I sanded the fresh varnish on the bulwarks and rubrail, and cleaned up to prepare for the next coat, whenever I got to it.


I lightly sanded the primed running boards, then painted the underpinnings black.  Then, I painted the port side red and starboard side green, first of at least two coats of paint on the inside surfaces of these units.


A fiberglass backing plate for the forward mooring bitt that I'd made and painted long, long ago had been affected by some overspray during another project in the shop, so I lightly sanded the surface and applied more of the semi-gloss white paint that I'd used before.

After water-washing, I lightly sanded the epoxy-coated battery boxes, just to scuff the surface for paint, and prepared openings to provide access for the battery cables later.


Next, I turned to the head.   In order to build the platform for the marine toilet itself, I first had to figure out the shower pan, which acted as the sole in the space.  It'd been a long time since I removed it, and at first remembered nothing about its original installation.   Looking over the space and the pan, I noticed several holes on the inboard edge of the pan, which corresponded with holes in the existing bulkhead, so I temporarily refastened the molded pan in its now-obviously original location, which positioned the pan correctly in the space, with a slight angle towards the outboard, after side where the shower sump drain was located.

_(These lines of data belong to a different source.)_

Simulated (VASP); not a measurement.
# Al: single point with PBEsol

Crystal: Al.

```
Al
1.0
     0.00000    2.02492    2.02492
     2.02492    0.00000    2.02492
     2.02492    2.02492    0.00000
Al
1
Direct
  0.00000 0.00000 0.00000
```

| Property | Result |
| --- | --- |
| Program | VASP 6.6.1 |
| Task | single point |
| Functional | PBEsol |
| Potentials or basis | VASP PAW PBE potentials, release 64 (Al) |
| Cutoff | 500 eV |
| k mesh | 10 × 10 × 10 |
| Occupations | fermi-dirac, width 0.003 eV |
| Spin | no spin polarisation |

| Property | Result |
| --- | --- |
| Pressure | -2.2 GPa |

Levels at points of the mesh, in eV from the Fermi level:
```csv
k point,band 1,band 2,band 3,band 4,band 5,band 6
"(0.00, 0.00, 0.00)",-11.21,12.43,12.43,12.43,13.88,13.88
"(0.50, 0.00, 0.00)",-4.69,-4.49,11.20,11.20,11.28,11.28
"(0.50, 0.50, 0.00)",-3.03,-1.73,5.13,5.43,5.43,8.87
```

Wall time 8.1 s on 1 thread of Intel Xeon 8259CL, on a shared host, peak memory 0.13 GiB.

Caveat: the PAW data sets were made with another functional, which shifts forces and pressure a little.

The molded unit required additional support beneath its edge flanges, so I marked the bulkheads along the top edges of the platform in its current position.  The flanges at each edge were about 1/4" thick, so I'd adjust the tops of the cleats downward accordingly during installation.

I thought a support cleat at the inboard edge (that's the side at the bottom of the photos of the space) would be good too, rather than relying just on four screws to hold up the pan.  Here, there wasn't a molded flange, so I'd need a wider cleat located 2" down from the top edge, the depth of the molded pan itself.

From scrap teak and mahogany, I prepared support cleats of the proper size for each location. To properly position the fore and after cleats, I used a scrap of 1/4" plywood to position the cleats at the proper height to support the edge flanges.  For now, I dry-fit the cleats with screws.



Next, I reinstalled the cleats with epoxy adhesive, using the screws to hold the cleats while the epoxy cured.


Looking at some pictures of other boats online, I remembered that there was a teak grate that fit inside the molded pan, which I went and found in my storage area.  The grate was in good condition, once I lightly sanded the bare teak to renew its surface.  Meanwhile, I used some rubbing compound on the molded, gelcoated pan to clean up the surface.  With the teak grate that would cover the surface, I saw no need to go to extensive efforts to restore the pan beyond that which normal cleaning products would achieve.  I did remove an old wooden cleat of unknown purpose, along with a molded, upturned flange at the outboard edge, both of which would serve no use in my planned installation.



Before installation, I'd install a new drain fitting in the sump, and paint the underside of the platform along with the spaces in the boat.  Once the shower pan was installed, I could move on with the head platform itself, through hulls, and other aspects required to finish off the space.